Why a new Ontario Citizens’ Assembly on Electoral Reform?
An Ontario Citizens’ Assembly on Electoral Reform is the next step to a democracy where the voices and votes of Ontario citizens really matter.
Politicians are in an unavoidable conflict of interest when it comes to reforming the electoral system―so they need to get out of the way and let citizens lead!
Citizens’ Assemblies are better than referendums for getting input from voters on complex policy proposals like electoral reform. Enabling a diverse and representative group of citizens to inform themselves and reach a consensus will produce thoughtful recommendations that legitimately express the wishes of citizens. These Assemblies are being used around the world: let’s empower citizens to renew our democracy to put voters first!
What does an Ontario Citizens’ Assembly on Electoral Reform look like?
1. The Assembly is made up of people just like us. It reflects the diversity of Ontario.
Citizens are selected by a civic lottery. It’s not politicians or the special interest groups making recommendations―it’s ordinary Ontarians!
Special care is taken to ensure the Assembly reflects Ontario citizens: by age, gender, riding, education, and ethnicity―including representation of Indigenous Peoples.
2. The Assembly is non-partisan and independent.

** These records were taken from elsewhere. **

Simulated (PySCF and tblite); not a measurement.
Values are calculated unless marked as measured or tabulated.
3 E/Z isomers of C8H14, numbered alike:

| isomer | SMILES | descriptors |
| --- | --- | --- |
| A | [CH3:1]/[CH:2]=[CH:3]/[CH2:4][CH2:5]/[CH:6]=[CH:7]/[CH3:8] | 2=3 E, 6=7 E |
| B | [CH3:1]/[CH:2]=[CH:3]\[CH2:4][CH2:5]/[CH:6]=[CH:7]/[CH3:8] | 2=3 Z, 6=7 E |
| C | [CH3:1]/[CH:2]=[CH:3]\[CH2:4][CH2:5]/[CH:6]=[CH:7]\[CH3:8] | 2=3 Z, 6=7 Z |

Even the best intentioned politicians have their own careers and the future of their political party to think about. The Assembly is run by an organization that specializes in running deliberative processes―totally independent of the government and special interest groups.
3. The government must use its influence to let all Ontarians know that the Assembly is an independent, trusted body working on behalf of Ontarians.
For Ontario citizens to feel confident that this is their Assembly on Electoral Reform, they must know about it! This requires the government to use its platform to reach Ontarians and let them know this important process is ongoing.
4. The Assembly is fully funded to do public outreach in as many ways as possible, so any Ontarian who wants to can engage with the Assembly.
After the final recommendation is made, the members of the Assembly themselves are the best people to explain the recommendations and the reasons for them to Ontarians―and they should be fully resourced to do so.
5. The Assembly will have all the time and expertise it needs to learn, deliberate, consult, and come to a final decision.
Past citizens’ assemblies have lasted about a year. The length of time the Assembly meets cannot be tightly prescribed nor subject to arbitrary deadlines.
Guidance will be provided by independent facilitators and subject experts to ensure that the assembly is well-equipped to understand the issues. Empowered with time and resources, citizens will develop the best recommendation for Ontario. The CA will be free to recommend whatever they determine is in the best interest of Ontarians.
6. The Government must commit to acting on the final recommendation of the Ontario Citizens’ Assembly.
One purpose of a Citizens’ Assembly is to get a well-informed, evidence-based recommendation from a body that fully reflects the citizens. An equally important purpose is to truly empower citizens to do meaningful work on behalf of their fellow citizens that will actually result in policy change. Ontarians must be able to trust that this evidence-based work by citizens will be supported by the political parties and acted on by the government.
Frequently Asked Questions
How are the citizens' selected?
Participants in citizens’ assemblies are chosen randomly with special care to ensure that the resulting assembly is representative of the population.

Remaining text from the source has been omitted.